Original Post: What You Mean Isn't What I Mean
Feed Title: The Law Of Unintended Consequences
Feed URL: http://benlast.livejournal.com/data/rss
Feed Description: The Law Of Unintended Consequences
Back from holiday, and dealing with subtle incompatibilities.
I have a new toy, a Netgear MP101. Like many people who hang around technology, all the music I listen to lives on hard drives these days. The various PCs around the house all stream mp3s over the cables or WLAN, and all very fine and dandy it is too. However, I've just bought a hi-fi to go in the conservatory. The shiny new conservatory which must not (by order of those with more domestic clout than I) be sullied with wires, especially of the CAT5 variety and must definitely not contain any sort of computing apparatus.

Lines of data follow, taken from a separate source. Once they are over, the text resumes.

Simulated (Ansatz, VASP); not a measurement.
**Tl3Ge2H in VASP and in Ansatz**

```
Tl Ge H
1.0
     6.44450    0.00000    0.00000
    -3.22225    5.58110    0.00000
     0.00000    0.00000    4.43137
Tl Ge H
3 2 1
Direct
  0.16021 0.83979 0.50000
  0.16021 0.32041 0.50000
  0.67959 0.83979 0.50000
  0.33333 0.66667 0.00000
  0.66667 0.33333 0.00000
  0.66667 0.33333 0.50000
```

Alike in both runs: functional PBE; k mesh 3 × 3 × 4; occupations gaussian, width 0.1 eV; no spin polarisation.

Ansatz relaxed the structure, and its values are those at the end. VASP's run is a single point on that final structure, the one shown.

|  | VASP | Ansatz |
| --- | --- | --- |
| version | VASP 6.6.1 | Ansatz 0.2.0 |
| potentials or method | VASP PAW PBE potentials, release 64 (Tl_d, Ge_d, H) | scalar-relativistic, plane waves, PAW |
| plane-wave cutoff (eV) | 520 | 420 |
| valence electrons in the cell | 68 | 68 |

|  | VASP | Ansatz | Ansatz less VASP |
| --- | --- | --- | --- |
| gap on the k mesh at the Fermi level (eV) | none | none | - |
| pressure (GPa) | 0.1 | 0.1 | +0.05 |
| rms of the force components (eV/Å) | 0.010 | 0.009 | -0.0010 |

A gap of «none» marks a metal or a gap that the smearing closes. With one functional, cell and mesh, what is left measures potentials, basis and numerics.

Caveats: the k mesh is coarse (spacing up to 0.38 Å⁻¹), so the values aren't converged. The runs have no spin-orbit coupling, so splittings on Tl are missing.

So I sets out to connect the MP101 to my network. I tend to use D-Link kit, not after any sort of rigorous testing regime but because I've got used to it and it works for me (and for the several clients I've installed WLANs for). I also use WEP as a matter of course, with a nice ASCII key. So, of course, I dial the same key into the MP101. And it fails to connect. I turn off WEP to test; all is well. Turn it back on; no connection. Check the keys - identical. Try a new key. Still no connection.
At this point I'm sure you're thinking as I did; Google is your friend, so I did a little research and found nothing about problems with Netgear and DLink kit. But I did find some vaguely related discussions about the algorithms for generating keys from ASCII and how they're not standardized...
Surely enough, that was it. DLink and Netgear each have their own way of deriving a 128-bit key from an ASCII sequence, and they're not the same. Luckily enough, the web interface to my DLink DWL2000 lets me see the hex value for the key - punch that into the MP101 and lo! All connects. Let joy be unconfined, etc.
As an aside; this is the sort of asinine annoyance that really gets to me when dealing with technology. It wouldn't have been that difficult for there to have been a standard, or even for the various vendors to make their kit try more than one algorithm (if key doesn't work, try another algorithm, then another, etc). The entire point of having an ASCII key is to make life easier for the poor unfortunate non-technical-specialist who has to buy and install this stuff. If I had to point a finger at one way in which self-interest makes life worse for geeks, it'd be this sad attempt at vendor lock-in. On the other hand, never ascribe to malice that which is explained by incompetence[1] - I suspect that it's actually quick-and-dirty product development that's to blame.
Then, of course, the firewall on XP SP2 blocks the media server so the MP101 can see the tracks but not play them... but that's another story, and yet another reason to move the server functionality to a Linux box with RAID drives. Another project for the long winter evenings that draw ever nearer. I may even go and think about whilst listening to streamed music...
[1] I attribute this quote to Jerry Pournelle, but others claim different sources. No matter; it's a good maxim whoever coined it.